Monthly archives for June, 2010
Un-Expendable
Hmm, I don’t think my title really makes any sense. Nontheless, let’s check out what’s on eveyone’s mind, and don’t you even lie to me and tell me your not thinking about it. I know you are, how could you not. The biggest movie of the summer, or maybe of all time, The Expendables is almost here.
So, the brief synopsis, A group of ass kickers go to an island and kick some ass. Yeeeeeeah, that’s a fantastic story line borrowing from the golden era of action movies in the 80′s. I’m not even being a tad bit sarcastic, I love action movies that stray towards the simplistic. Who needs a story, just get some big names and get them doing cool ass things, like fighting eath other and killing shit.

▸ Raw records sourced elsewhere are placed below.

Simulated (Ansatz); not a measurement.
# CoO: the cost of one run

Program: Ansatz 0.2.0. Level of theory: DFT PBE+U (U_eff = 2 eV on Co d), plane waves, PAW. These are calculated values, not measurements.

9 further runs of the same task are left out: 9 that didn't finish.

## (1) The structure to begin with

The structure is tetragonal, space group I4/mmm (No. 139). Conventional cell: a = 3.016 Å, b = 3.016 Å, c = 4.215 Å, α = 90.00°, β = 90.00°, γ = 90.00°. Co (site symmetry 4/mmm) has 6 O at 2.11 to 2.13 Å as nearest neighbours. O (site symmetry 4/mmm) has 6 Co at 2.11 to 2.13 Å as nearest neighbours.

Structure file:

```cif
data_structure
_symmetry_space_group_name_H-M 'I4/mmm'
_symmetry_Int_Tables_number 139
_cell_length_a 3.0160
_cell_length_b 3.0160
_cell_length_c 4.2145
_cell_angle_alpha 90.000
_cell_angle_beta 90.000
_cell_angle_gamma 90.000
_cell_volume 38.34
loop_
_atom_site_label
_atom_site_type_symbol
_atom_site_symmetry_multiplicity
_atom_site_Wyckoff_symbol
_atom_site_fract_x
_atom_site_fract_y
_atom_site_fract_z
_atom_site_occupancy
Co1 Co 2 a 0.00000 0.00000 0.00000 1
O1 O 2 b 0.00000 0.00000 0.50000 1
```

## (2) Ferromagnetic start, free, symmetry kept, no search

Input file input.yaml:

The screenplay was written by Sly, who I have to say has a pretty decent track record when it comes to writing scripts. He wrote all the Rocky’s, did the screenplays for the Rambo’s, Cliffhanger, Over the Top, Cobra. He’s done alot of other projects along the way, but what’s notable is that he does damn decent screenplays and is an even better writer when he does it all himself.
To top it off, Sly’s also directing it. He doesn’t have a lot of directing experience, but what he has done has been commendable. Rocky 2,3, 4, and the newest Rocky Balboa. Not sure who did 5, but considering it was the worst, whlo cares. He also directed the new Rambo which was fantastic. So, Sly knows his action and for this movie, especially one he’s starring in, I wouldn’t wan
t anyone else leading it.
With the Sly love parade over, let’s check out the cast. Hang on, it’s an extensive list with a veritable who’s who of action movie stars and big tough guys.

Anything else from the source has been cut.